(The Hill) — Former President Trump is facing a dilemma: when — or even whether — to endorse the 2022 reelection bid of Florida Gov. Ron DeSantis, one of his biggest potential rivals for the 2024 Republican presidential nomination.

Since leaving Washington last year, Trump has issued a long, if not sporadic, list of endorsements that includes other prospective presidential hopefuls such as South Dakota Gov. Kristi Noem and Sens. Marco Rubio (R-Fla.) and Tim Scott (R-S.C.). 

But absent from that list so far is DeSantis, a steadfast Trump ally and rising conservative political star who is seen as a front-runner for the 2024 GOP presidential nod, especially in the event that Trump decides against another run for the White House.

It’s unclear exactly why Trump hasn’t issued an endorsement in his adopted home state’s gubernatorial race. One Republican donor suggested that the former president may be holding back because DeSantis hasn’t yet pledged to defer to Trump should he run again in 2024.

“I think with the president, you don’t get anything for free,” one Republican donor said. “He wants DeSantis to come out and say that he won’t run if [Trump] runs. I think once he does that, an endorsement would probably come pretty quick.”

Speculation has swirled for months that the once-close relationship between Trump and DeSantis has grown rocky amid the latter’s rise within conservative political circles and chatter that he may be eyeing the White House in 2024. 
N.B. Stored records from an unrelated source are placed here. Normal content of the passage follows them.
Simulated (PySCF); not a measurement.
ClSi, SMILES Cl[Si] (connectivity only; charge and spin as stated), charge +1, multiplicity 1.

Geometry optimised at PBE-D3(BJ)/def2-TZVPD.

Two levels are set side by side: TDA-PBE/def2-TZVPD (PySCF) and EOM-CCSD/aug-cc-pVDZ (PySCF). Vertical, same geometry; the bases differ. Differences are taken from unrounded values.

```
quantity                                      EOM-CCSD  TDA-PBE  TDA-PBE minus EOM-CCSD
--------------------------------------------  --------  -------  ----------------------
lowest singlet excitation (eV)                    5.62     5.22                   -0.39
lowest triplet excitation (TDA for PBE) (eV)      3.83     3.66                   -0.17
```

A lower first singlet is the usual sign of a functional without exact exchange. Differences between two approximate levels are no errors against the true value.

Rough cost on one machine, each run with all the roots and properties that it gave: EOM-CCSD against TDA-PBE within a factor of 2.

Trump himself has floated the idea of launching another presidential run, and has repeatedly suggested that any potential rival should think twice before challenging him for the GOP nod. 

In an interview with The Washington Post last week, the former president waved off the possibility of DeSantis challenging him for the 2024 nomination, saying that he’s responsible for the Florida governor’s political success in the first place.

“You know Ron was at 3 percent, and the day I endorsed him, he won the race,” Trump told the Post, referring to the 2018 race for Florida governor, when DeSantis was locked in a heated primary runoff against then-Florida Agriculture Commissioner Adam Putnam.

“As soon as I endorsed him, the race was over,” he added.

Both men have sought to dispel talk of tensions in their relationship. DeSantis has repeatedly said that he’s focused only on winning a second term in the governor’s mansion, while Trump has offered some public praise of DeSantis, telling the Post that he has been a good governor.

“I have a good relationship with Ron, I have a good relationship with all the names you mentioned,” Trump told the Post. “Would they run against me? I doubt they would run against me. I doubt it.” 

Still, DeSantis’s growing influence within the GOP is clear and multiple Republican sources said they have little doubt that he has political ambitions beyond the Sunshine State.

While early polling shows Trump as the heavy favorite among Republican voters for the 2024 presidential nomination, DeSantis routinely polls in second place among would-be GOP presidential hopefuls and gains significant ground when Trump is taken out of the running.

That trend was made clear at this year’s Conservative Political Action Conference (CPAC) in Orlando in February, where a straw poll of attendees showed that 59 percent would support Trump for the 2024 nomination, while DeSantis finished in second place with 28 percent.

Without Trump on the ballot, however, DeSantis is the clear favorite for the nomination. Sixty-one percent of CPAC attendees said they would back the Florida governor in Trump’s absence.

There’s also DeSantis’s massive fundraising power to consider. The Florida governor raised more than $100 million last year, according to filings with the Florida secretary of state. That puts him in the same league as Trump, whose affiliated groups raised around $140 million in 2021.

“Obviously, assuming Ron wins his reelection bid, which is a very good bet, we are looking at a Trump vs. DeSantis battle for the Republican nomination,” one Republican operative allied with Trump said. “Both men have the admiration of the rank-and-file voters in the Republican Party and they both have the two largest coffers.”

“I think both of them recognize that the inevitable is that they’re going to face each other [in 2024],” the operative added. “So for Trump, he’s gotta ask, do you really want to elevate DeSantis even more when he’s already doing so well?”

Ford O’Connell, a Florida-based Republican strategist and former congressional candidate, suggested a more mundane reason for why Trump hasn’t endorsed DeSantis’s reelection bid, noting that the state’s primaries are still more than four months away and the governor faces only nominal opposition for the GOP gubernatorial nomination.

DeSantis also appears to be the heavy favorite in the general election. While the November election is still nearly seven months away, polling shows him leading his highest-profile Democratic rivals, including Rep. Charlie Crist (Fla.) and state Agriculture Commissioner Nikki Fried.

“If DeSantis finds himself in trouble, I’m sure Trump will endorse him, and I would bet that he probably eventually will,” O’Connell said. “When you look at most of the races where Trump has endorsed, they’re competitive primaries and that’s where Trump has the most sway.”

“I’m just not sure that Trump’s endorsement is a top priority [for DeSantis] right now,” O’Connell added. “That doesn’t mean he wouldn’t like Trump’s endorsement. Of course he would.”